A Board of Deputies’ panel has criticised its own executive for suspending a deputy for six years after she made comments described as Islamophobic, saying it lacked the authority to do so.
Following a JC investigation, the Board suspended Roslyn Pine for six years in July after she was found to have brought the organisation into disrepute.
Mrs Pine, who represented Finchley United Synagogue, had shared tweets describing Muslims as “the vilest of animals” as well as calling Arabs “so evil”.
Speaking to the JC in June, she said she “detests the creed of Islam” and that “killing us and destroying Israel is an Islamic fundamental”. These comments were the subject of a fresh complaint by former deputy Anthony Tricot.
The Board’s code of conduct panel recommended that she be “suspended from the Board’s activities for such period as the executive committee may decide”.
But following an appeal by Mrs Pine, the Board’s appeal panel found the executive committee had made a “serious omission” in failing to hold an official meeting before announcing her six-year suspension.
The panel’s findings were laid out in a report dated October 21. Mrs Pine sent it to deputies on Monday.
The ruling that Mrs Pine breached the Board's code of conduct was upheld.
But the appeal panel's report read: “The appeal panel were agreed that no precedent has been hitherto set and followed for the suspension of [Mrs Pine] for a period of six years. Accordingly, the executive’s decision in this respect appears to be irregular.
“The appeal panel were further dismayed to find that there was no formal meeting of the executive to take the decision on the recommendations of the code of conduct panel’s decision made on July 9.”
Instead, the report said, the Board’s chief executive Gillian Merron conducted a “telephone poll” of other members of the executive.
Mrs Merron provided an undated record of the poll to the appeal panel. But it included “no notes of the conversation she had… It merely shows a tick against the names," the report said.
It added that the removal of any deputy from their position is “beyond the executive committee’s and the Board’s authority”.
The matter will now be sent back to the executive committee to decide on alternative disciplinary actions against Mrs Pine.
Following her suspension, Mrs Pine issued the Board with a “subject access request”, which required the organisation to disclose all data it had on her.
The JC understands that the request, which saw all deputies disclose all emails including the terms “Roslyn”, “Pine” and “rosypine”, cost the organisation a sum “in the tens of thousands of pounds”.

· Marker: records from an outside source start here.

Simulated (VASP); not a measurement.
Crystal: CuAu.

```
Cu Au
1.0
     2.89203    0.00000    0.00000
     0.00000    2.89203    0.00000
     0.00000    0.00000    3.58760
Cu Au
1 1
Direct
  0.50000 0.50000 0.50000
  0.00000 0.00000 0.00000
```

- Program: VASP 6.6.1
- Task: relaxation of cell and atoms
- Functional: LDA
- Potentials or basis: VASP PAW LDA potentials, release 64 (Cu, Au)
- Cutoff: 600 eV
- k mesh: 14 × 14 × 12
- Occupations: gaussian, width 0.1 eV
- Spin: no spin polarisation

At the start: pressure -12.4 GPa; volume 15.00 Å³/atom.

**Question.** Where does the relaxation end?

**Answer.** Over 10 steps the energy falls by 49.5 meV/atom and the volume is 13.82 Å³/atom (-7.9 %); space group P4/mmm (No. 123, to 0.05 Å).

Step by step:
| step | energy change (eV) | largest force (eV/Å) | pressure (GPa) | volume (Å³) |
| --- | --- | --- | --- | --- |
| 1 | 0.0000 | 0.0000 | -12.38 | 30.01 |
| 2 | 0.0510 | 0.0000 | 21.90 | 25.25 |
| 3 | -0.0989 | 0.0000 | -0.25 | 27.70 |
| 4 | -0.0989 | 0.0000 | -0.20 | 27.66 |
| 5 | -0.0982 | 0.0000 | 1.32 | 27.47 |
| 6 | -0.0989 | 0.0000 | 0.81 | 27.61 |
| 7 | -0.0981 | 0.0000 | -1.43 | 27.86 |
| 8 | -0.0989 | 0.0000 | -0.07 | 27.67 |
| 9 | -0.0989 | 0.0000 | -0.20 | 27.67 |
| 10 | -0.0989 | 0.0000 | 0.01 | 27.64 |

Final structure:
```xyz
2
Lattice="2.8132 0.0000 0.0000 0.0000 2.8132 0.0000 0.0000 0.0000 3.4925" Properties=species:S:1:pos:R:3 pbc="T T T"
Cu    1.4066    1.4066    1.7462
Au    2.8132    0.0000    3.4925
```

A Board of Deputies spokesperson said: "The original penalty was imposed by following a process devised under legal advice, under the current provisions of the code of conduct.
"Following the recommendations of the Appeal Panel, we are convening a special Executive Committee meeting to consider an appropriate penalty."
They added the code of conduct panel’s ruling, which was upheld by the appeal panel, “established that Ms Pine has been a serial offender in terms of expressing anti-Muslim and other obnoxious views, in contravention of the Board of Deputies’ Code of Conduct”.
The Board later issued another statement, saying the executive committee decided to suspend Mrs Pine after taking legal advice on "the scope of its powers and the procedural requirements of the current Code of Conduct".
The Board added: "The Code contains no express procedural requirements regarding the exercise of the Executive’s decision-making power, it places no upper limits on the suspension that may be applied in an appropriate case and provides that a Deputy may be removed from any position within the Board.
"The Executive takes on board the Appeal Panel decision and recommendations and is convening a special Executive Committee meeting to consider any appropriate steps.”